It might be time for you to spend a few minutes looking through your bank accounts as new research by GoCompare has found people are spending an average of £30 on goods and services they don't want or need.

The research found 57% of people haven’t reviewed their direct debits or standing orders in the last 12 months, but 14% said they knew they could save money if they went through their statements and 7% know there are subscriptions, donations and memberships they should cancel.

GoCompare estimates we could save an average of £360 in a year by freeing ourselves of these ‘zombie payments’ that are left unchecked.

How to detox your bank accounts

Here are some of the steps you can take to give your current account a detox – and potentially save hundreds.

Set aside time

The first step is to set aside some time to go through your bank and credit card statement to spot subscriptions, memberships or donations that you could cut or things you are paying too much for.

Gather information

Ideally you should check your statements over the last year to be sure you are taking a look at monthly payments as well as one-off annual charges.

Identify payments for the chop

A quick way to spot things to shed is by identifying which payments are Direct Debits (often shown as DD on statements) and Standing Orders (SO).

A Direct Debit requires you to sign a mandate to be set up and allows a company to take a fixed or variable amount of money from your account. You are entitled to contact your bank to cancel a DD instruction. 

A Standing Order is an instruction you can set up that tells your bank to pay a fixed amount at regular intervals to another account.

You can use a SO to keep on paying indefinitely or to end on a certain date or after a set number of payments have been made. You can also change the payment amount or cancel an order whenever you want.

Weed out sneaky payments

You’ll need to look harder to spot a Continuous Payment Authority (CPA). This type of payment allows companies to take a regular or one-off payment from your debit or credit card.

Insurers, gyms and subscriptions are often set up using ths type of payment.

The problem is CPAs allow them to take money from an account whenever they want and they can change the payment amount. This is a major problem if fees go up and you don’t realise.

You will need to cancel a CPA through the company that is taking the payment.

Flag up payments you don’t recognise

If you spot a payment you don’t recognise then you should contact your bank immediately.

They might be able to provide more information and expand on the abbreviation or acronym iused on your bank statement.

If the payment is still a complete mystery to you it may be a sign of fraud.

Check terms and conditions

Before cancelling payments for goods and services make sure to check the terms and conditions for any exit penalties or notice periods and whether you may be entitled to a refund.

[Read more: Why life insurance should be on your New Year's resolution list]

'I've done it too': loveMONEY.com's Reena Sewraz confesses

I never thought it would happen to me, but I’ve been paying for a subscription I forgot I signed up for and don't use.

When I first spotted the payment for an Amazon Kindle Unlimited subscription I thought it was fraud, but tracing back my steps through some old emails I realised I had signed up for a 30-day free trial of the service in September last year, which I forgot to cancel.

Failing to spot my error sooner means I’ve been paying £7.99 since October 2016 for a service I never use.

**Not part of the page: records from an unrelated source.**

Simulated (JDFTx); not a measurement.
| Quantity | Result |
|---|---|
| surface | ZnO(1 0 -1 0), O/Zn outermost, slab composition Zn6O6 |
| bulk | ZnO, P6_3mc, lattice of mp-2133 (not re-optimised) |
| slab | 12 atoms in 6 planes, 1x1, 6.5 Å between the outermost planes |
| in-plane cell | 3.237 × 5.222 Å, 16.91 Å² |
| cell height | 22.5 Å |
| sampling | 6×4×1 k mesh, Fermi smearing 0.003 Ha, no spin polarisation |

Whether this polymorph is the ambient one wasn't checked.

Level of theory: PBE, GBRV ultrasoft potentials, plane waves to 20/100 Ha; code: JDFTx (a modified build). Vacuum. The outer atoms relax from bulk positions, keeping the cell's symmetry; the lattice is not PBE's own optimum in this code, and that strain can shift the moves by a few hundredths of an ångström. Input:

In my defence it was easy to miss. Moving to a new house, along with the Christmas shopping rush, meant it wasn’t unusual for Amazon payments to come up on my statements during the last few months of the year.

The other problem was the payment was only labelled ‘AMZ UK Digital Download’ which looks more like a one-off purchase for an e-book or music rather than a subscription to a service.

It’s only now in January with the move and festive season over that I realise I’ve been paying for something I had forgotten I even signed up for and have wasted £31.96 in the process.

My silly mistake has been a wakeup call to detox my bank accounts and you should too.